Why is there a Spanish-speaking community in Istanbul?
For most people, 1492 is the year Christopher Columbus “discovered” the American continent. However, for the Jewish community established in Spain at the time, it was the year of the Alhambra decree, or Edict of Expulsion, issued on March 31st, 1492 by Isabella I of Castile and Ferdinand II of Aragon and ordering the expulsion of Jews.
Jews had been living in Spain since Roman times, and had thrived during the Muslim rule of the Iberian Peninsula starting in the 8th century, because they were considered People of the Book. How things have changed
However, after the Christian reconquest of Iberia, they started being persecuted. Oppression was marked by forced conversions to Catholicism, but as “crypto-Jews” continued to secretly practice Judaism, antisemitism increased. The terms of the Edict were very strict: all Jews had to convert or leave the country by July 31st.
Most left, and scattered throughout Northern Africa and Europe. Sultan Bayezid II of the Ottoman Empire even sent its Navy to bring many of them safely to the Ottoman Empire.
As they settled in small communities in their host countries, they kept their language, today known as Judaeo-Spanish or Ladino. Five centuries later, this derivation of Old Spanish is still spoken by some, particularly by the 30,000 or so Jews leaving in Istanbul. Of course it has evolved, with the addition of local words, but it’s still distinctly Spanish in essence.

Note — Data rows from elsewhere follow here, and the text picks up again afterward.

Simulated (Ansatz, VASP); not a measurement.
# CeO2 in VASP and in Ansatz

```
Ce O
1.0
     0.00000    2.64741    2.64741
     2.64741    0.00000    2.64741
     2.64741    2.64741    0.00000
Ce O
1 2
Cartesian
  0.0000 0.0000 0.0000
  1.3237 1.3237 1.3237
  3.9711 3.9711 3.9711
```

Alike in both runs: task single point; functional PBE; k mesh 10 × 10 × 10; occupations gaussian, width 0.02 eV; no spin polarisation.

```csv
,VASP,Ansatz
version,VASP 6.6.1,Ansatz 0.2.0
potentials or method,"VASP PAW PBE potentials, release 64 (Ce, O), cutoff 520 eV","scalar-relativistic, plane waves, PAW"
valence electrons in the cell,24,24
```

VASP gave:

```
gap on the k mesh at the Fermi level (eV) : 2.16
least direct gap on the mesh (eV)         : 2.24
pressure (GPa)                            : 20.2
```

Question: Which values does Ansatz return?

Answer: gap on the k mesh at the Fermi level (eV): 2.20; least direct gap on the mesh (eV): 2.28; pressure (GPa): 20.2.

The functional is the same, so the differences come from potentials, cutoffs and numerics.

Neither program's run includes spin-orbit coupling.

The Alhambra Edict was formally revoked in 1968. In 2014, more than 500 years later, the government of Spain finally passed a law allowing dual citizenship to Jewish descendants who apply, in order to “compensate for shameful events in the country’s past.” Sephardic Jews who are descendants of those Jews expelled from Spain due to the Alhambra Decree can now “become Spaniards without leaving home or giving up their present nationality.”
The first time I heard about this community is from its member Fani Kastoryano Mashhadian (and not Fanny Castoriano), our Accounting Manager, who can now apply for Spanish citizenship, in addition to her Turkish, American and Israeli ones!